NVMe performance on IBM x3650 M3

Notice: Page may contain affiliate links for which we may earn a small commission through services like Amazon Affiliates or Skimlinks.

decibel83

New Member
Aug 13, 2019
3
0
1
Hi,
On my IBM x3650 M3 server (model 7945K3G) I added two Kingston SSD A1000 M2 with 960 Gb of capacity (the exact model is SA1000M8/960G A1000) mounted into two M.2 PCIe adapter (https://www.amazon.it/gp/product/B07CBJ6RH7/ref=ppx_yo_dt_b_asin_title_o00_s00?ie=UTF8&psc=1).

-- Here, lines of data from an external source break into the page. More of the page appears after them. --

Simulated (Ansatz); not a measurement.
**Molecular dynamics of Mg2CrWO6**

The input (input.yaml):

I'm using Proxmox, and I created a new ZFS mirror pool to do some benchmark.
The server already has a RAID5 array with 8 x 500 Gb Seagate ST9500430SS (IBM-ESXSST9500430SS) drives configured on an IBM M5015 RAID controller with BBU battery:

Code:
root@server:/# megacli -LDInfo -Lall -Aall
Adapter 0 -- Virtual Drive Information:
Virtual Drive: 0 (Target Id: 0)
Name                :
RAID Level          : Primary-5, Secondary-0, RAID Level Qualifier-3
Size                : 3.176 TB
Sector Size         : 512
Is VD emulated      : No
Parity Size         : 464.729 GB
State               : Optimal
Strip Size          : 128 KB
Number Of Drives    : 8
Span Depth          : 1
Default Cache Policy: WriteBack, ReadAheadNone, Cached, Write Cache OK if Bad BBU
Current Cache Policy: WriteBack, ReadAheadNone, Cached, Write Cache OK if Bad BBU
Default Access Policy: Read/Write
Current Access Policy: Read/Write
Disk Cache Policy   : Enabled
Encryption Type     : None
Is VD Cached: No
I used Proxmox's pveperf utility to make some tests, and what surprised me is that I'm having worst fsync value on the new NVMe drives than on the RAID5 array:

pveperf execution on RAID5 array:

Code:
root@server:/# pveperf /var/lib/vz
CPU BOGOMIPS:      76803.76
REGEX/SECOND:      1253534
HD SIZE:           3044.94 GB (/dev/mapper/pve-data)
BUFFERED READS:    63.95 MB/sec
AVERAGE SEEK TIME: 14.82 ms
FSYNCS/SECOND:     1781.54
DNS EXT:           70.81 ms
DNS INT:           4.11 ms (domain.com)
pveperf execution on ZFS on NVMe:

Code:
root@server:/# pveperf /mnt/nvme/
CPU BOGOMIPS:      76803.76
REGEX/SECOND:      1150312
HD SIZE:           31.25 GB (/dev/zd16)
BUFFERED READS:    1129.42 MB/sec
AVERAGE SEEK TIME: 0.04 ms
FSYNCS/SECOND:     421.13
DNS EXT:           167.97 ms
DNS INT:           4.84 ms (domain.com)
1781.54 on SAS RAID5 and 421.13 on NVMe!

Could you help me to understand where I'm wrong, please?
Thank you very much!
 

vanfawx

Active Member
Jan 4, 2015
365
67
28
45
Vancouver, Canada
Kingston consumer SSD's are not known for their fsync performance. Most likely each fsync is causing the buffer to flush, due to the NVMe not having any power-loss protection, and TLC isn't known for its speed, so the flushes take real time.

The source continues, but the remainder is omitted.